Score : $300$ points

Problem Statement

We have an empty box. Takahashi can cast the following two spells any number of times in any order.

• Spell $A$: puts one new ball into the box.
• Spell $B$: doubles the number of balls in the box.

Tell us a way to have exactly $N$ balls in the box with at most \mathbf{120} casts of spells. It can be proved that there always exists such a way under the Constraints given.

There is no way other than spells to alter the number of balls in the box.

Constraints

• $1 \leq N \leq 10^{18}$
• All values in input are integers.

Input

Input is given from Standard Input in the following format:

$N$

Output

Print a string $S$ consisting of A and B. The $i$-th character of $S$ should represent the spell for the $i$-th cast.
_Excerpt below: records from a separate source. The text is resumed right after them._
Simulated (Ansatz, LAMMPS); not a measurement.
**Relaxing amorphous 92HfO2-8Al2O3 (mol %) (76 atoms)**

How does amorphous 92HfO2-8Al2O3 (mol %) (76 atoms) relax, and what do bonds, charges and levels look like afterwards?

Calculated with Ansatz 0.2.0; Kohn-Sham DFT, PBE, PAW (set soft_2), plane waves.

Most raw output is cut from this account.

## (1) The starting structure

$S$ must have at most \mathbf{120} characters.

5

AABA

This changes the number of balls as follows: $0 \xrightarrow{A} 1\xrightarrow{A} 2 \xrightarrow{B}4\xrightarrow{A} 5$. There are also other acceptable outputs, such as AAAAA.

14

BBABBAAAB

This changes the number of balls as follows: $0 \xrightarrow{B} 0 \xrightarrow{B} 0 \xrightarrow{A}1 \xrightarrow{B} 2 \xrightarrow{B} 4 \xrightarrow{A}5 \xrightarrow{A}6 \xrightarrow{A} 7 \xrightarrow{B}14$. It is not required to minimize the length of $S$.